Having to work with multiple package rebuilds recently, I've noticed that Portage gets stuck with very high I/O around package install/removal part. At first I thought there's some issue with vdb efficiency, but after stracing it a bit I've noticed that Portage stat()s a lot of installed files -- binaries, AFAICS. This is very bad for two reasons: 1. It makes Portage every slow, especially when system load is high. I was able to get 1-2 minute package install delays because of this, and this makes multiple package rebuilds (i.e. testing ebuilds) near to impossible. 2. It can cause aggressive caching on some filesystems, practically throwing all other (i.e. more useful) data out of the cache. In other words, making other programs slow after each package install. I suppose the code is somehow related to preserved-libs handling. However, what is the exact rationale for doing it? Do we really have to actually check all installed files every time?
The problem is that LinkageMapELF uses inode numbers to internally identify/compare files, and the preserve-libs code rebuilds the LinkageMapELF state every time it enters a critical section.
If there's a way to guarantee that a concurrent process hasn't invalidated all of the LinkageMapELF state, then the portion of state that hasn't been invalidated can be recycled.
I don't really understand why you need inode numbers there. What exactly do you need other than paths and their SO_NEEDED entries?
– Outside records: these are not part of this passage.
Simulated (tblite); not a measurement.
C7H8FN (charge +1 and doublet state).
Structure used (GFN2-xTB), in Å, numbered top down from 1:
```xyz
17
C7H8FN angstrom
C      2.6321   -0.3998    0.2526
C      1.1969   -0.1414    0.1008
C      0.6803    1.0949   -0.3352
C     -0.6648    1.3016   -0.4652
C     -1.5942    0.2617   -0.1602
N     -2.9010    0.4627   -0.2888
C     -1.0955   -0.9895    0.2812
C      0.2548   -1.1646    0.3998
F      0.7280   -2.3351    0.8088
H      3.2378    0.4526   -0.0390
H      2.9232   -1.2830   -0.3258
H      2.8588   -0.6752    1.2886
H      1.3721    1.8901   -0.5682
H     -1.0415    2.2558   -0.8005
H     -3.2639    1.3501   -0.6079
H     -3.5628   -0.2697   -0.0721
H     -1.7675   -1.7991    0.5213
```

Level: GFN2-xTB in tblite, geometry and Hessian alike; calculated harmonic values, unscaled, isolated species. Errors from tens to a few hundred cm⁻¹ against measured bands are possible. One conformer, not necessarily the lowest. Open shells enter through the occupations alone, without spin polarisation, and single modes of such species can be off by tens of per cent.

Maybe we really don't need inode numbers. As I recall, the code initially tracked files using canonicalized paths (with os.path.realpath). Of course, canonical paths have a similar problem to inode numbers, in that they represent a state that could be changed by a concurrent process.
I've tested removing the whole 'canonicalization' thingie and it seems to be required for Portage to identify SOVERSION symlinks -- without it the actual library is kept but the needed SOVERSION symlink is removed. So yeah, maybe realpath() + do it only as needed rather than on all files.